I am running FSI simulations on a cluster. I use slurm to manage parallel jobs on the nodes. I noticed that I can’t run the coupled simulation if I select more than one node and the two partecipants (SU2 and MBDyn) have to share that node.
Is there a way to use more than one?
Yes, it is possible to use more than one node. Indeed, preCICE has been used in massively large simulations on some of the largest supercomputer you can find. You probably need to choose the correct network adapter. This is described in more detail here: Help! The participants are not finding each other! - #2 by Makis
Point 4 focuses on the choice of the network adapter. Does this solve your problem?
Weird. I would have some further questions for debugging
Which networks do you have available and in what sense does it not work? Do you get any error message or do the solvers stop at the beginning of the simulation with some message where they way for the other participant to connect? Could you maybe upload your preCICE configuration and the output of the solvers when they cannot connect with each other?
Did you also check the other points in the mentioned post by Makis regarding relative folders, file permissions, and dirty files.
The default is lo and then I have eht0-1-2-3. When I use the same node for both partecipants the default works. Within this node, I use --ntasks=6 for SU2, whereas MBDyn runs with only 1 task.
Here my precice-config and the job scripts. I have two job scripts because I usually run one partecipant from its folder and the other from its own folder as well.
Do you think I should try to use just one job script which has both commands? run_MBDyn.txt (428 Bytes) precice-config.xml (5.4 KB) run_SU2.txt (549 Bytes)

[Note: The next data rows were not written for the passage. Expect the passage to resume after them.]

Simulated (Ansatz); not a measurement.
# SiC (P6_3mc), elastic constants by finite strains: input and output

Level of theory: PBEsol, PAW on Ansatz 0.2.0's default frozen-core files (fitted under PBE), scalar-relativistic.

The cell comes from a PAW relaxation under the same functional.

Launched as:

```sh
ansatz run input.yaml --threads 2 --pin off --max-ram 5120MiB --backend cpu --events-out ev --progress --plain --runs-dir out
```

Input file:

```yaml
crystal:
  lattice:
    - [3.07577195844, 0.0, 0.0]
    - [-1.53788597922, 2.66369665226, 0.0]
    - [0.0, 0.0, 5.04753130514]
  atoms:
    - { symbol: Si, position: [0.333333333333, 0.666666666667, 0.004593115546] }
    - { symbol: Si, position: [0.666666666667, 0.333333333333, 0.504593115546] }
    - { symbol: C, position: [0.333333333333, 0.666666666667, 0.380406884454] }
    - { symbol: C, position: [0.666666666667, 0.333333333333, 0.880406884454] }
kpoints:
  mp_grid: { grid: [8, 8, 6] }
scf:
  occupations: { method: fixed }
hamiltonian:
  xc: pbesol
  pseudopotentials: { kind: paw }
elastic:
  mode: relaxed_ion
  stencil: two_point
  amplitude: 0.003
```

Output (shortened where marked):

Yes, I think you should both commands in one job script. If you use more than one, there is the risk that your jobs do not even start at the same time. You will also need to set the network device to one of the other eth-X values and make sure that the . Which one I cannot tell. You have to try or ask your system administrator which device is used for network communication.
I think what the script that @uekerman has linked refers to are some special cluster configurations. There have cases where jobs cannot share nodes in the sense that:
Solver A runs on nodes 1,2,3…k and Solver B runs on nodes k+1,…,n and this configuration works.
-If Solver A runs on node 1,2,3…k-1 and has some ranks on k while solver B also some ranks on k, it fails. I think this is more a system configuration.
I am still wondering in what sense running on two nodes does not work. Is there an error message or does the simulation simply not start?
Exactly, it doesn’t start. Both partecipants hang on (0) 18:57:09 [impl::SolverInterfaceImpl]:253 in initialize: Setting up master communication to coupling partner/s
Make sure that both solvers look for precice-run in the same directory.
Make sure that precice-run is on a share network drive such that all nodes can access it.
Start the simulation on two nodes and test out the different network devices eth0 to eth3. Make sure that you let each simulation run for 20-30 minutes even if it looks that it does not start. Just to make sure there is no problem with a very slow network or network drive. The simulation should normally start much faster, but I have observed such odd behavior in one case.
Alternatively, you can ask your system’s administrator about the right network device if this is easier than trying.
If this all fails, on should also look a bit deeper into @uekerman’s suggestion. For that one would need to write a bit fancier SLURM script similar to the examples that were linked.
slurm uses the environment to tell MPI which nodes it can use etc.
So running 2 executables using MPI simultaneously in a slurm job will populate the same nodes.
Here is an artificial example with 1 slot per node running on nodes n0-n5:
mpirun -np 2 A &
mpirun -np 4 B
Nodes
n0
n1
n2
n3
n4
n5
A ranks
0
1
B ranks
0
1
2
3
Here, the nodes n4-n5 won’t do anything.
What we found is that some versions of some MPI implementations will tolerate this, some will crash on startup and some will hang on communication build-up.
One solution is to partition the allocated nodes using hostfiles. Sadly each MPI implementation has adopted its own format.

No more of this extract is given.